The Don Cuaresma movie, Unlike Father, Unlike Son, starring JM de Guzman and Benjie Paras, shows that when one is in love, one learns to accept and forgive.
JM de Guzman’s Instagram
A father-son journey about gender & love
Jerry Donato (The Philippine Star) - June 4, 2020 - 12:00am

There are TV channels that cater to niche markets. One of them is CineMo. Titles of its programming blocks speak of the male segment. However, the content also appeals to female viewers.

Known for its Hari Ka Rito! slogan, CineMo recently aired the 2015 Don Cuaresma movie, Unlike Father, Unlike Son, and has shown how diverse its content (Filipino and foreign) is in terms of genre and narrative.

Although viewers see things or watch movies differently, one can say that the movie contributes to the on-going LGBT discourse and helps to mainstream a (used-to-be) marginalized and new storyline. This is suggested in the title. Concepts about gender (the words “father” and “son”) and tension (“unlike”) are there. They are explored through the criss-crossing personal stories of Mark, the son (played by JM de Guzman) and Roman, the father (Benjie Paras).

Benjie’s character is a coach of a basketball team with a star player Eric (Edgar Allan Guzman). The latter’s mom gives a subtle reference to Eric’s interest by saying over lunch that her son has a better future in culinary. By the way, when Edgar Allan and JM did the film, according to Noel Ferrer (talent manager, columnist and spokesperson of Metro Manila Film Festival), they were the toast of the independent filmmaking scene. From there, they tried their hand at TV acting and doing concerts.

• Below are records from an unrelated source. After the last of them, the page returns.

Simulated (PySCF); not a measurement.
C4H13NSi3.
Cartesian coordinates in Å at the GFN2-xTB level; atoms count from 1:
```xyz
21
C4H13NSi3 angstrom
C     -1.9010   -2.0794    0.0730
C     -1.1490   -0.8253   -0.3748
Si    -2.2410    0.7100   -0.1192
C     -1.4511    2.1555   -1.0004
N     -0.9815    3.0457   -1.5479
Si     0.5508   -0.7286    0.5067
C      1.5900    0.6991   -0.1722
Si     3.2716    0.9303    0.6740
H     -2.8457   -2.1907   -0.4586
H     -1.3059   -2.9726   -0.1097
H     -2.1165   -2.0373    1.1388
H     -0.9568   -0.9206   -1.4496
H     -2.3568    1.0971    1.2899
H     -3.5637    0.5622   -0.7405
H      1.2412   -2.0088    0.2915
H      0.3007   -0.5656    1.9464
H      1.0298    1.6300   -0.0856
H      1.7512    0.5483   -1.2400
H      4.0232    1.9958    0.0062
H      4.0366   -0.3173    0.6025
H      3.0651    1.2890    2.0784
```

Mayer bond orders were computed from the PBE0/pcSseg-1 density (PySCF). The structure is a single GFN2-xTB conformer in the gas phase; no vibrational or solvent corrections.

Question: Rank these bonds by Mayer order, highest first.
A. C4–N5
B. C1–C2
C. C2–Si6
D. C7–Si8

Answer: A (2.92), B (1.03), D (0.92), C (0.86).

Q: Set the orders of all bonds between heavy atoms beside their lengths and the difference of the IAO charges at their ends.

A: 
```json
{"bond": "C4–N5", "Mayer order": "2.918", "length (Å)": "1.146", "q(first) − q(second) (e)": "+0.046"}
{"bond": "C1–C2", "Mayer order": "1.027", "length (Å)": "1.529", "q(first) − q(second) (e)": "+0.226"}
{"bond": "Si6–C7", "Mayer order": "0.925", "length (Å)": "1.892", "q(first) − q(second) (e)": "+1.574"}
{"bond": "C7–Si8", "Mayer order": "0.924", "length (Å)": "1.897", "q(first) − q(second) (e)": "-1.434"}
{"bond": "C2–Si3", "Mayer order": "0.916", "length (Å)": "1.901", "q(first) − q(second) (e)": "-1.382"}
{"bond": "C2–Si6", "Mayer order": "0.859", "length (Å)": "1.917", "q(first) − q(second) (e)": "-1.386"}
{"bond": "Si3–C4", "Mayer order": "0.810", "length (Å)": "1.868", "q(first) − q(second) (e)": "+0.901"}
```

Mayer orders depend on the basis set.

Given his implied drinking problem, Roman has lost his job and his flat. Mark harbors ill feelings towards his dad for abandoning him and his mom. With no decent place to go, Roman attempts to return home.

Unlike his dad, Mark is a typical straight-looking gay, who has three-year romance with Dennis (Neil Coleta). Roman can’t accept his son’s gender identity. That’s where the tension and drama emanate. Just a reminder: The story was written in the romance-and-comedy genre. Viewers get a dose of light, funny and serious moments. Since the son is a good one, he welcomes his dad but sees it as an opportunity to test the latter’s machismo patience. Roman has been given the chance to enter into Mark’s world and eventually understand it.

The narrative revolves around Roman and Mark’s relationship, which, I think, comes from the place called love. It (love) could be the reason why parents are usually suspicious about the real intentions of their children’s lovers. Roman doesn’t want Mark to fall prey to a bad person or make a bad decision. The son must see this context. The dad only wants the best for his son.

Roman, with the help of a transgender friend Terry (Carmi Martin), did a secret matchmaking or search for the right man for Mark. After some misses, the father has finally found the one for his son and entrusted Mark to Eric, who graduates from a closet-gay cager to a proud gay man. Sadly, this is somehow Roman’s dying wish, for all this time he has been very ill.

Love is love, regardless of its giver and receiver’s gender, is one lesson. When one is in love, one accepts, forgives and forgets, and makes sacrifices. Loving someone is a choice.

One may argue that gender is a social construct, and some people may have difficulty finding their true selves from prescribed descriptions and expectations given to them.

Unlike Father, Unlike Son is a tale seen through the lens of gender and love. Its core remains about family love that hits close to home.